U.S. wind power grew by 45 percent in 2007, blowing away past annual growth marks, industry group American Wind Energy Association said Thursday.
Utilities seeking green alternatives, some in states requiring more renewable power, helped wind power account for $9 billion invested and 30 percent of all new U.S. power generation in 2007, the AWEA said in its annual year-end report.
In 2006, wind power grew by 20 percent. when about $4 billion was spent in the industry.
The AWEA said this year's new wind power installation will be about the same as in 2007. Growing fast has its pains, and one is that growth in 2008 will be limited by a shortage of wind turbines. The AWEA said wind turbines are sold out for the year, a condition it says will ease as more manufacturers enter the burgeoning market.
The 5,244 megawatts of new wind turbines installed in 2007 can power about 1.5 million U.S. homes. Installed U.S. wind power capacity by the end of 2007 was 16,818 megawatts.

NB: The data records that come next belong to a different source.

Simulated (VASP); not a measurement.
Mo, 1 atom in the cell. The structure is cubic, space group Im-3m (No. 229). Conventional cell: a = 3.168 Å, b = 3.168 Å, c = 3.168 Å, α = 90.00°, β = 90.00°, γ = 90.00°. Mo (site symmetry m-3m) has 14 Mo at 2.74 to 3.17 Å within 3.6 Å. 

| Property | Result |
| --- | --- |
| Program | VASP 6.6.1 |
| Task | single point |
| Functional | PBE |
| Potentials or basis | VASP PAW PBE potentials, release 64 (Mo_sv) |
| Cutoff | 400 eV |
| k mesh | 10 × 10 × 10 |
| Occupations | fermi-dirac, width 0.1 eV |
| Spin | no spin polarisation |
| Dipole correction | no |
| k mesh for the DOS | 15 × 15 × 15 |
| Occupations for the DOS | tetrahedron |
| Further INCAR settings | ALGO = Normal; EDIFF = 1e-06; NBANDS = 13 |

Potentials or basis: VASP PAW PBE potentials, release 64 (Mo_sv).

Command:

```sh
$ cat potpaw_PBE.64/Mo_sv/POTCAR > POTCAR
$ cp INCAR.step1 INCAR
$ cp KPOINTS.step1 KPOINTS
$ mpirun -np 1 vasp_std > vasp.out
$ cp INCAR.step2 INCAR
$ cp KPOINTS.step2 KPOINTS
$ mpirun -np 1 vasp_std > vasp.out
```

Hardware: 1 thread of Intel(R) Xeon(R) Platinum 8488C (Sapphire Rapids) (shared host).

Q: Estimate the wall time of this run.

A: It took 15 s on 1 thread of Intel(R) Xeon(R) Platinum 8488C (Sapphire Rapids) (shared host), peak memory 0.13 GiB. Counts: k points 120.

For the first time, wind power accounts for more than 1 percent of overall U.S. electricity production and can power about 4.5 million homes, the AWEA said.
Texas lengthened its lead over California among states with the most installed wind power, followed by Minnesota, Iowa and Washington. Texas now has 4,356 MW of installed wind power, or more than a quarter of the U.S. total. California has 2,439 MW, or almost 15 percent.
FPL Energy remained the leading wind developer with 956 megawatts installed, and GE Energy, a unit of General Electric , continued to dominate wind turbine sales, accounting for 45 percent of new installed capacity, the AWEA said. (CNBC and CNBC.com also are units of GE.)
The AWEA said the shortage of wind turbines is not as great a limiting factor as is uncertainty over long-term production tax credits to help the industry compete with coal and natural gas power plants which can make electricity more cheaply.
In 2004, the last year when there when the production tax credit lapsed, there was a 77 percent drop in new wind installations. The AWEA said wind power year-on-year growth increased in six the last nine years, and in each of those six years the production tax credit was secure. The three years when growth did not increase were years when the tax credit lapsed, the AWEA said.
Wind power is more expensive to build, install and bring to market than more conventional coal-fired and natural gas-fired power plants, and wind power needs help from the federal government in order to compete, the AWEA said as it reported record growth.
"This remarkable and accelerating growth is driven by strong demand, favorable economics, and a period of welcome relief from the on-again, off-again, boom-and-bust, cycle of the federal production tax credit for wind power," said AWEA Executive Director Randall Swisher.
Investors shy away from committing to projects without the guarantee of tax incentives.
"The production tax credit and tax incentives for other renewable energy sources are now in danger of lapsing at the end of this year -- and at the worst moment for the U.S economy," Swisher said.